In its Taoist way GTD lets the yang of conscious planning mind do on Friday what it does best ⁠— plan, visualize and strategize ⁠— then, armed with that general’s view of the battlefield, lets the yin of the id, the power, the doer, the infantryman, spring up from the belly on Monday and execute without hesitation what’s now so obviously required ⁠— such as a task that otherwise required the horror of cringebusting.

Allen reports that most people fall off the system by neglecting their Weekly Review. Perhaps this is because its innocuous name does not sufficiently convey its utter centrality, its role as the pivot around which GTD operates. You are only able to do without a clunky schedule because you trust your vitality to do next what obviously should be done next. But your vitality can only function this “mind like water” way, grasp as obvious its next task, if your view is fresh, articulated and clear. And your view will only be fresh, articulated and clear if you review it weekly.

It shouldn’t be necessary to mention that we already have the importance of the weekly review on even higher Authority than the mighty Mr Allen.

The Trail

Sunday, June 21st, 2026

The Software Architect Elevator: Redefining the Architect’s Role in the Digital Enterprise

Gregor Hohpe

Engaging, pleasant, timely and knowing, I was nonetheless somewhat disappointed by the thinness of this book. That said, I’m about to read his next one, Platform Strategy, which is really is the one I wanted to read.

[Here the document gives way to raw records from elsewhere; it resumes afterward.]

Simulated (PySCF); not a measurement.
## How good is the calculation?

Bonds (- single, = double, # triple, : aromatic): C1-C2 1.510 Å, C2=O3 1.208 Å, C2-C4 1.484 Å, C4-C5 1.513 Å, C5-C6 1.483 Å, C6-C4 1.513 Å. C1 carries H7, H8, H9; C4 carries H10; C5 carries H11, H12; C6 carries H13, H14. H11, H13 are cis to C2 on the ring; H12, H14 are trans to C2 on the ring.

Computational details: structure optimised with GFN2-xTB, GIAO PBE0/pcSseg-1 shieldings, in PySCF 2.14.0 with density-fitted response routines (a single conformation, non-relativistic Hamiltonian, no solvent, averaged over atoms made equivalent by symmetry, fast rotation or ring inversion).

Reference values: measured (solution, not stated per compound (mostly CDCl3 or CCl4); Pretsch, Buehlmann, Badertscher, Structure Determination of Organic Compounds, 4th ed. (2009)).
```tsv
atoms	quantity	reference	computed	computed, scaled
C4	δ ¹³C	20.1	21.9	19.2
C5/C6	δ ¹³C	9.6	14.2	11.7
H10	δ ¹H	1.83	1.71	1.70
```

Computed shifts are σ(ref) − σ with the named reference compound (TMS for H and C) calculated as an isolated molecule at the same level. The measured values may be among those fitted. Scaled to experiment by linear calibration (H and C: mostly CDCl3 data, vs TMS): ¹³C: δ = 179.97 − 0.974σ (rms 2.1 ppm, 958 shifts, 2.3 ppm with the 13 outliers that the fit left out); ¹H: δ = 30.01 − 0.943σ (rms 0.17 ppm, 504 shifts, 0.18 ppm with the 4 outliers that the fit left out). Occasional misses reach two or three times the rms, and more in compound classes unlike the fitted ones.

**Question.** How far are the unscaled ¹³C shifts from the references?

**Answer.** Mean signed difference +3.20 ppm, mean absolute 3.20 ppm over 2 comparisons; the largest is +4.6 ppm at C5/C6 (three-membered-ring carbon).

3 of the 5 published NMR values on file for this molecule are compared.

In his Contraptions substack, Venkatesh Rao notes an obvious split that I never fully saw: thinky versus writerly writers:

Those who write to think typically resist any attempt to change the content of what they’re saying, but generally don’t care about style, verbal precision, tightening, and pragmatic cutting suggestions to hit word-count limits.

Those who write to write are typically attached to every word and comma, but can be surprisingly indifferent to substantial content edits and highly open to saying entirely different things than they originally set out to.

I must be mostly of the latter, affirmed by my not having thought enough across the decades to even note the schism.

That said, the best writing is where the thinking may be primary but the author has been an artist over the supporting form.

Wednesday, June 17th, 2026

Amit Segal, longer than usual for his It’s Noon in Israel newsletter, posits the perennial faultline in Israel politics: Jewish vs Israeli.

“Jewish” and “Israeli” are simply the two tenets of Israel’s self-definition as a Jewish and democratic state ⁠— not in open contradiction, since most Israelis hold both, but forever rubbing against each other. Like asking whether strawberry-banana yogurt is more strawberry or banana, Israelis are endlessly asked, in one disguise or another, whether they are slightly more Jewish than democratic or the reverse. Once you see it, most of the news in the country ⁠— most push notifications, most studio shouting matches ⁠— dissolves into that same question, with a thin veneer of fresh event on top.

Segal himself straddles the divide nicely, as does the society writ large, part and parcel of the fading Ashkenazi/Sephardi divide. In my thin slice of observation, secular Israelis who delight in eating swine abroad now light candles and recite more complete prayers at home for Friday night dinner than they used to ⁠— indeed holding Friday night dinner itself is the gateway. And there are so many gateways.

I do however take issue with Amit’s characterization of the Israeli/left side:

Of course we are Jewish, the left answers ⁠— the flag is essentially a prayer shawl, the emblem is the Temple menorah, every kindergartner comes home Friday with a challah ⁠— but that is the décor, not the purpose; the purpose is to be the only democracy in the Middle East.

Instead, it seems to me that people on this side, those of the “villa in the jungle” view, would rather just forget about the jungle; being “the only X in the Middle East” is merely apologetics, not identity. Rather, it’s about being a liberal democracy simply because that is the enlightened, obvious, natural thing to be; anyone with a Yiddisher kopf can see that. And as for the Right downgrading democracy to merely being the operating system, well, that’s what Judaism itself arguably is too, so being the OS is no small thing.